Thursday, June 23, 2016

We practice rites to know. . .

In a review of Dru Johnson's Knowledge by Ritual, Peter J. Leithart invites to a renewed connection between ritual and knowledge -- not the customary ritual and belief but ritual in serving of learning.  It is not a common connection to be sure but it is deep and profound.  Johnson's book is now on my reading list and I expect that many who practice ritual and teaching will be very interested in the ties.

In the end it is should not be a surprise.  Do we not learn by repetition and do our repetitions not form a stylized ritual?  I think here of a child learning his abc's or multiplication tables.  Or, if you want to reach back in time, my own learning of cursive by the repetition of stylistic cues from the old Palmer method and its icons of alphabet and form.  Leithart reminds us of the pianist who learns by repeatedly practicing the form and notes as a ritual of rehearsal that does not merely remind but informs and, informing, renders competence.

Epistemology and ritual are rarely considered together. They are often opposed (“mindless ritual”), and ritual is more often associated with belief than with knowledge. At best, ritual is understood as an expression of knowledge that has been arrived at by other means. Dru Johnson doesn’t think these positions do justice to either ritual or epistemology. In Knowledge by Ritual, he argues that human knowledge is “ritualed.” Ritualed knowledge isn’t some bizarre mystical form of knowledge but a central feature of scientific learning, modernity’s paradigm of knowledge acquisition. 
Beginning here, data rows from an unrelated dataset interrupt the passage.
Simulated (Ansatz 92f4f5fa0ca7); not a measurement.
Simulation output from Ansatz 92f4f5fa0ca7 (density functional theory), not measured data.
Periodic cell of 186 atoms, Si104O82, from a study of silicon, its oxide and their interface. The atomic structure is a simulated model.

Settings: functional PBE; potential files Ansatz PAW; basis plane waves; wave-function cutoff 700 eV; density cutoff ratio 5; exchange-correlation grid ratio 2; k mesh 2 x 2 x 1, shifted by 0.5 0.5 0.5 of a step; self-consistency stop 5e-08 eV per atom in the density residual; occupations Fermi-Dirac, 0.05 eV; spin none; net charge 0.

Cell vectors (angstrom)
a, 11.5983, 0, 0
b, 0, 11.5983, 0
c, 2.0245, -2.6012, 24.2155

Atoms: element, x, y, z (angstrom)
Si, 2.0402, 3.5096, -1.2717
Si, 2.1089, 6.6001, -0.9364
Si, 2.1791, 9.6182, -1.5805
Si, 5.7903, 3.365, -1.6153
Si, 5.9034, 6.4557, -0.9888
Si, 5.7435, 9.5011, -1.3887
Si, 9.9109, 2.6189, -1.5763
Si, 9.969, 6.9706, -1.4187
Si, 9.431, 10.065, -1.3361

Johnson works with a general definition of ritual: It is “a practice that is scripted (usually by an authority) and performed by a subject.” In short, “rituals are something scripted and something done.” Epistemology has neglected ritual because it often assumes a mind-body dualism and has little interest in physical action. It focuses on propositional knowledge in the mind: “‘The sky is blue’ is true if the sky is in fact blue.” But this captures only a small slice of what knowing is. Drawing on the work of philosophers and neuroscientists, Johnson insists that our knowing is connected to what we do with our bodies. We don’t know as disembodied minds; without bodies and the tools by which we extend our bodies, we couldn’t know at all. Further, we don’t come to know in isolation but in community—specifically, in communal rites.

The rites and ritual of the Divine Service (Mass) are the deepest and most significant ways in which we not only practice what we believe but inform that faith, learning from the repetition knowledge as well as expressing our trust.  I confess that my children knew the liturgy well enough for them to sing its words in the car as we headed in the long trips to the grandparents.  While other children might be singing the theme songs from their favorite cartoons, mine were singing This is the Feast or the Sanctus or even the hymns (most assuredly adult and yet not far from the ability of a child to learn, sing, and rehearse the faith in this way).

One of the greatest dangers of the aliturgical forms of worship so popular among evangelicals and the evangelical wings of liturgical churches is that the loss is not merely to the memory but to the body of knowledge of the faith.  I can well recall sitting at a pastor's meeting debating some point when a pastor who had been silent asked, "what do we sing in the hymn?"  He then pointed us to the answer in the form of the words to a familiar Lutheran chorale that we routinely sang in our own parishes and together as a winkel.  I can well recall visiting in the nursing home and encountering residents whose memories had largely left them until we repeated the familiar words of the old Divine Service and the many stanzas of hymns memorized for catechism and then sung throughout their lives.  It was not merely a recollection of the past but the rehearsal of knowledge that was accessible to them by the rote of many Sunday mornings.  I could go on.


Any attempt at a sacramental theology that regards the authority of Scripture must reckon with this principle: we practice rites to know.”

That is exactly the point.  We practice rites to know -- to know who we are, what we believe, teach, and confess, and what it is that is eternal in the face of an ever changing world.  This is why it is so important to be in the Lord's House on the Lord's day and for the Divine Service to remain consistent even as it may incrementally change.  This is why it is so important for raising a child in the faith to bring them to the worship services of God's House.  This is why when our faith is tested and when our lives are in turmoil, we return to the old and the familiar we have learned so that the words may continue to instruct our hearts when we struggle most to believe and to endure in the faith.

3 comments:

  1. The article is very thoughtful. Understanding the right place for some "rituals" we Christians practice requires us to remember they help us reinforce our beliefs, and reaffirm the truths God has taught us. For example, long ago I was a member of an orthodox Presbyterian church and I asked the pastor why we, as a congregation, did not recite the Lord's Prayer. He told me it was "ritualistic" and Jesus offered it merely as a "model" for a prayer. Some churches might agree with him, others do not. As a Lutheran for many years now, I love the reciting of the Lord's Prayer during every worship service, as well as the Apostles or Nicene Creed, and I love the Liturgy. These are wonderful "rituals." I say the Lord's Prayer every day as well. Why? Because Jesus taught me and you this prayer, and it is a ritual of great comfort to believers everywhere.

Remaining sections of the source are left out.